MIAMI–Last night, part-time Miami resident Bruce Weber hosted a signing for his new book, All-American Volume Twelve: A Book of Lessons amidst of Art Basel-mania at The Standard.
All-American is a kind of photography book-meets-arts journal, a compendium of portraits of and writing about talented people from all walks of life. It includes everyone from the late author and oral historian Studs Terkel to the legendary fashion editor Polly Mellen, and there’s also poetry by Frank O’Hara.
While party guests including Chelsea Handler–who attended with her beau, hotelier Andre Balazs–Riccardo Tisci and Anouck Lepere sipped tequila in the Standard’s waterfront garden, we caught up with Weber for some questions about the inspiration behind All-American, working with Grace Coddington, and whether we can expect a gay kiss in an Abercrombie ad anytime soon.
Fashionista: What was the inspiration for your book?
Bruce Weber: The book came about from wanting to photograph different characters. It’s less about working in a fashion context, and more about just showing these incredible individuals. They’re all very inspiring to me in different ways.
You play a pretty big role in Grace Coddington’s new memoir, Grace. She speaks very highly of working with you. Have you read it?
I have it on my nightstand and I’m reading it now, but I haven’t finished the whole thing. I’ll pick it up and read a chapter of it or a section here and there. I love that she wrote it and I think it’s such a great book. But as far as the parts about me go, it does feel very strange to read about yourself.
Do you have any favorite memories of working with Grace?
Well, the first shoot we ever did was pretty memorable. It was in Australia.
She writes about that shoot in the book!
I remember we wanted to photograph a kangaroo, so we were looking all over for a pet kangaroo. We got on the radio, which at the time was how you communicated way out in the outback, and we asked if anybody had a pet kangaroo that we could use for a fashion shoot. And we got so many responses! We were staying in a little hotel above a bar in the middle of nowhere, and all these strangers were willing to let us photograph their kangaroos. We had to pick a model, and so I asked this one woman what she named her kangaroo. And she just looked at me and said, “Roo.” So I said that’s it! That’s our girl.
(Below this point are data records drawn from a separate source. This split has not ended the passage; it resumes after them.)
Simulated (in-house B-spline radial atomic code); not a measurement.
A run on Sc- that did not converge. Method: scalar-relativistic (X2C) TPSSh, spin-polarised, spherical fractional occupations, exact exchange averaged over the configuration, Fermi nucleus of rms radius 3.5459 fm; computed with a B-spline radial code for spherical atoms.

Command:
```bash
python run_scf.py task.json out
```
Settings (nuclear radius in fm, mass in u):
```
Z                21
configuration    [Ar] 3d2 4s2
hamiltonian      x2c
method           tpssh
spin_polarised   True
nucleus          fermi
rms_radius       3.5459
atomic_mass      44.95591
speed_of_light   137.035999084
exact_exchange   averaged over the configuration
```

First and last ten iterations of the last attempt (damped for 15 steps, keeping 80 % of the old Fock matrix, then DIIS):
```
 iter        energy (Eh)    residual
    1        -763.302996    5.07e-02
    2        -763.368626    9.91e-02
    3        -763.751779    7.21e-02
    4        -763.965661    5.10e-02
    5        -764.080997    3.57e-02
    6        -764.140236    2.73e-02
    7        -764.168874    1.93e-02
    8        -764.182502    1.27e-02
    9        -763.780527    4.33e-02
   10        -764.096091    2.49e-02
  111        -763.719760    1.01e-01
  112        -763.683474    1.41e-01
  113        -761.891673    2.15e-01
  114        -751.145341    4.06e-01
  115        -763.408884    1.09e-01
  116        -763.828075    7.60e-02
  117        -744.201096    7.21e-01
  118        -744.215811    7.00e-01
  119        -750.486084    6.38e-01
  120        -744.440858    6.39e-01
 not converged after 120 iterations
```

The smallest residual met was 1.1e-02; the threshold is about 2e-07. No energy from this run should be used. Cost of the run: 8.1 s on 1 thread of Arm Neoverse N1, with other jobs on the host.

You caused a bit of a stir on the Internet earlier this year with a video you made for Abercrombie. It was of the group of men wrestling, and it included a brief moment where it seemed that two of the guys kissed. Were you surprised that it got such a reaction?
I guess i just didn’t think it was that big of a deal. You know, I feel like men kiss each other all the time. It doesn’t have to be in a sexual context — there are all kinds of contexts where men can be physically close or intimate without it necessarily meaning that. Athletes kiss each other after games. It doesn’t have to be a sexual thing.
Do you think that Abercrombie might feature a gay kiss in an ad in the future?
Do you mean with my work or with someone else’s?
We’re here tonight for you, so let’s say with your work.
In my work? Sure! I photograph men kissing all the time. I don’t see any reason why not!